VMware Cloud Community
imrazor
Enthusiast
Enthusiast

Troubleshooting ESXi Web GUI Unhandled Exceptions & Timeouts

I recently migrated my "homelab" setup from an ancient Dell Precision T5500 that was having issues. It was losing network connectivity when starting/stopping VMs and then magically reconnecting to the network some time later. I didn't feel like troubleshooting the issue since the hardware was already ancient (Westmere Xeon), so I decided to invest in a new Ryzen 7 desktop. It *is* consumer grade hardware, and I did use a customized ESXi install image (Realtek NIC + generic SATA drivers).

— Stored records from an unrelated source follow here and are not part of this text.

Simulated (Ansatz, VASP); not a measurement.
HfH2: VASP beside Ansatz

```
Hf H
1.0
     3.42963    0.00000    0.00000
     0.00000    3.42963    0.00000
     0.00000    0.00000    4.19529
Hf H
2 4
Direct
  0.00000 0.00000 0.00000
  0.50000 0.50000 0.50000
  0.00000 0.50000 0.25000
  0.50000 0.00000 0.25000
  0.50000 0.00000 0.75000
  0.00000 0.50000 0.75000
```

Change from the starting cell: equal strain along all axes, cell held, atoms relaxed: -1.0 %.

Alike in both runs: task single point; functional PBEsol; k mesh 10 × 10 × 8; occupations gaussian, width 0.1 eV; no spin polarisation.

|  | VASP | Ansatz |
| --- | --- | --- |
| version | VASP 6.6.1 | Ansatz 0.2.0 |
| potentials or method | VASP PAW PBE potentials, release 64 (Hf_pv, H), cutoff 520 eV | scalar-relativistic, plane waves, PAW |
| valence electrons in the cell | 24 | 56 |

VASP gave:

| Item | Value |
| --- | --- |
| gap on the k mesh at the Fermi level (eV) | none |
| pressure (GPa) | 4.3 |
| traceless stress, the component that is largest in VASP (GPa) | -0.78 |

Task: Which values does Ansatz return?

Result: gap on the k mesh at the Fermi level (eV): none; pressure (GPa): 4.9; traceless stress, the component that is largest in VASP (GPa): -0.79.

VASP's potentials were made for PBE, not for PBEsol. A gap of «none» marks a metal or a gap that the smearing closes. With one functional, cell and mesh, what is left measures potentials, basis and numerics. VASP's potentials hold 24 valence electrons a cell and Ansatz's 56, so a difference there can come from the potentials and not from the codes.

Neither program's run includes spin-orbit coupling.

The current problem I'm facing is either timeouts or "unhandled exceptions" when trying to access the web gui. It usually occurs after starting, stopping or reconfiguring a VM. Occasionally I get an error message that says "i.thread is undefined", but more often the landing page fails to load or times out.

I did move a 2TB hard drive from the old ESXi box to the new one, so perhaps it's a drive error. However, a SMART test on the drive came up clean.

If this were Linux, I'd look in /var/log for clues, but I'm not sure where the logs are for ESXi or which one to check for web server crashes.

Note that the VMs continue to operate just fine, it's just the web interface that flips out.

Any pointers?

EDIT: Found the vmkernel log. Seeing a lot of errors like this:

cpu14:65896)BC: 3576: Pool 1: Blocking due to no free buffers. nDirty = 935 nWaiters = 1

Not sure what to make of that...

Tags (1)
0 Kudos
2 Replies
daphnissov
Immortal
Immortal

This may have to do with these new Ryzen CPUs which aren't supported in ESXi (Ryzen is a desktop line and no desktop hardware is supported).

0 Kudos
imrazor
Enthusiast
Enthusiast

True enough that Ryzen is desktop grade hardware, but 1) EPYC is supported and 2) people use desktop grade whiteboxes without these problems.

But it doesn't seem to matter. Now that it's been a few days the ESXi host seems to have "settled down" and the web interface is no longer throwing errors. I really have no idea why it's happy now.

EDIT: After some experimentation, these errors seem to occur when the host is under heavy I/O load (e.g., copying a VM from one hard drive to another, then trying boot another VM up simultaneously.) It seems I'll either have to invest in business class gear or get some large SSDs.

0 Kudos